Angela Weir and Elizabeth Wilson begin their assessment of ‘The British Women’s Movement’ with an acknowledgement of the necessarily partial character of their critique and a declaration that their intention is not a destructive one. Yet despite the benefits of discussion and re-assessment that have accrued to socialist-feminists as a result of both their article and the pamphlet from which it originated,footnote1 the exercise as a whole has, I believe, been not merely partial but sectarian in its motivation, and destructive rather than positive in its effect. I do not propose here to provide a comprehensive reply to the many issues raised in their article, simply to make some general observations about their arguments and to counter some of the specific points made.
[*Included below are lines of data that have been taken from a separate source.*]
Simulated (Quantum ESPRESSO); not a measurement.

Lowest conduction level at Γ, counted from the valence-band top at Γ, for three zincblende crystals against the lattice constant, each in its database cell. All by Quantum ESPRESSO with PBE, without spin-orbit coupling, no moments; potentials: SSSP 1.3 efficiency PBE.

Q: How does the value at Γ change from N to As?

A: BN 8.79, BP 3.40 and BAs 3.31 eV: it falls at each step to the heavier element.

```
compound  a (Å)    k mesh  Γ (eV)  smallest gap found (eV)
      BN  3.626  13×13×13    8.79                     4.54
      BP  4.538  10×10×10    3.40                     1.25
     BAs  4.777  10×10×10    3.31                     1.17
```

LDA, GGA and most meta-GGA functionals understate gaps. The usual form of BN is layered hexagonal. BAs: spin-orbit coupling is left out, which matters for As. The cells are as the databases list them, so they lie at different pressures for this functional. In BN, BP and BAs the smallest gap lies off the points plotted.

Firstly, Angela Weir and Elizabeth Wilson construct a version of socialist-feminist theoretical and programmatic work that is extraordinary in its generalizations from unrepresentative instances. Who are all these socialist-feminists who are arguing against regenerating the manufacturing sector or who ignore the relationship between women’s work and the organization of capitalist production? Who adopt a ‘separate spheres’ approach to tinker with family policy? There are so few of them that Weir and Wilson have to belabour one 1981 article by Anna Coote to show us that this bogey really is there. They even have to use Anne Phillips, one of the few published feminist critics of the aes, to provide the data with which they criticize her supposed position! (p. 41). The fact is that the vast majority of socialist-feminists have been, precisely, doing work that does relate women’s employment to the organization of the labour process; that does criticize the family in a radical rather than a ‘reformist’ way. These omissions in Weir and Wilson’s account of socialist-feminist work are simply gaping holes in their argument. They relegate to a footnote describing what socialist-feminists used to do in the 1970s virtually all the questions that many socialist-feminists are still working on and developing.footnote2

There is surely some onus on the authors of what is entitled a survey of a national political movement to provide some form of balance-sheet rather than a completely one-sided account. Yet the only notes that creep in to relieve the unremitting tone of criticism are a grudging respect for radical feminist activism and some carefully specified formulations about the achievements of feminists working in local government. Leaving aside the more general themes of the article, let us focus from this point of view on the extended discussion of socialist-feminism since the mid 1970s.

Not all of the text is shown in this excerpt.